And this is the reason for a parser generator (PG). If you parse a lot of documents, Slow Parsing is bad news. Compilers are one program where people parse a lot of documents, and no programmer (or his manager) wants the programmer waiting for the compiler. There's lots of other things to parse: SQL querys, JSON documents, ... all of which have this "Nobody is willing to wait" property.

What PGs do is to take many decisions that would have to occur at runtime (e.g., for an Earley parser), and precompute those results at parser-generation time. So an LALR(1) PG (e.g., Bison) will produce parsers that run in O(N) time, and that's obviously a lot faster in practical circumstances. (ANTLR does something similar for LL(k) parsers). If you want full context free parsing that is usually linear, you can use a variant of LR parsing called GLR parsing; this buys you the convienience of an "configurable" (Earley) parser, with much better typical performance.

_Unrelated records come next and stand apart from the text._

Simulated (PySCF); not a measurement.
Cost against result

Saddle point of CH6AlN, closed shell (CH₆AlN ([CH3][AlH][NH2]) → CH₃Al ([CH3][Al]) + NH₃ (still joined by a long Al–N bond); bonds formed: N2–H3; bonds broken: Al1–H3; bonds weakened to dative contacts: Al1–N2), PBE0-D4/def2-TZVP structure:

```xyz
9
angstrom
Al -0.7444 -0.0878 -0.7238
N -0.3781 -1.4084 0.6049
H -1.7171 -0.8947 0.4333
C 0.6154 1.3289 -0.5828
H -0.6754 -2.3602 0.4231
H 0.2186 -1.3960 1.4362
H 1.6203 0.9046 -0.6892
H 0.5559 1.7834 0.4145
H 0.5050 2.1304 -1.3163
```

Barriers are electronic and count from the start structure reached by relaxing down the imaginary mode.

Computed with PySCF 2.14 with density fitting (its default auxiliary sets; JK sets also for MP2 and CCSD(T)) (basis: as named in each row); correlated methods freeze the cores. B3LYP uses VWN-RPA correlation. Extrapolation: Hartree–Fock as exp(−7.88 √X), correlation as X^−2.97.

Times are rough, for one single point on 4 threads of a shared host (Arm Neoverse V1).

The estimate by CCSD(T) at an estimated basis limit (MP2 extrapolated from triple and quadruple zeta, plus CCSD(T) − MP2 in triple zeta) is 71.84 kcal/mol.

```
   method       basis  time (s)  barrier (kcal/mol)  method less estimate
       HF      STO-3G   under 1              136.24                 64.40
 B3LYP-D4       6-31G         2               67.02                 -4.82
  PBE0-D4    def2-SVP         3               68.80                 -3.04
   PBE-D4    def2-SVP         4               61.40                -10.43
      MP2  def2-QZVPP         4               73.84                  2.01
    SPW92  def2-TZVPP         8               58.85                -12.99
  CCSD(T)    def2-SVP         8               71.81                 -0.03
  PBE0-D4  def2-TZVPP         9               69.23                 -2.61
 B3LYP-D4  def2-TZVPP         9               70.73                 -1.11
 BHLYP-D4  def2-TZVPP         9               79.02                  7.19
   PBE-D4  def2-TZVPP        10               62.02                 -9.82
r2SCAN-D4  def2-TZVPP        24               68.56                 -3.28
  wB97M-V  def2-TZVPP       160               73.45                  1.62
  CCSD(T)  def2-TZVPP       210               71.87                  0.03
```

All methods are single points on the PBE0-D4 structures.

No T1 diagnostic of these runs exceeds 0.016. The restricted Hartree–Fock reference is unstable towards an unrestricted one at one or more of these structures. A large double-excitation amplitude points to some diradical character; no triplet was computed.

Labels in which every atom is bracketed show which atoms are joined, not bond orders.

This idea of precomputing in advance is generally known as partial evaluation, that is, given a function F(x,y), and knowledge that x is always a certain constant x_0, compute a new function F'(y)=F(x0,y) in which decisions and computations solely dependent on the value of x are precomputed. F' usually runs a lot faster than F. In our case, F is something like generic parsing (e.g., an Earley parser), x is a grammar argument with x0 being a specific grammar, and F' is some parser infrastructure P and additional code/tables computed by the PG such that F'=PG(x)+P.

In the comments to your question, there seems to be some interest in why one doesn't just run the parser generator in effect at runtime. The simple answer is, it pays a significant part of the overhead cost you want to get rid of at runtime.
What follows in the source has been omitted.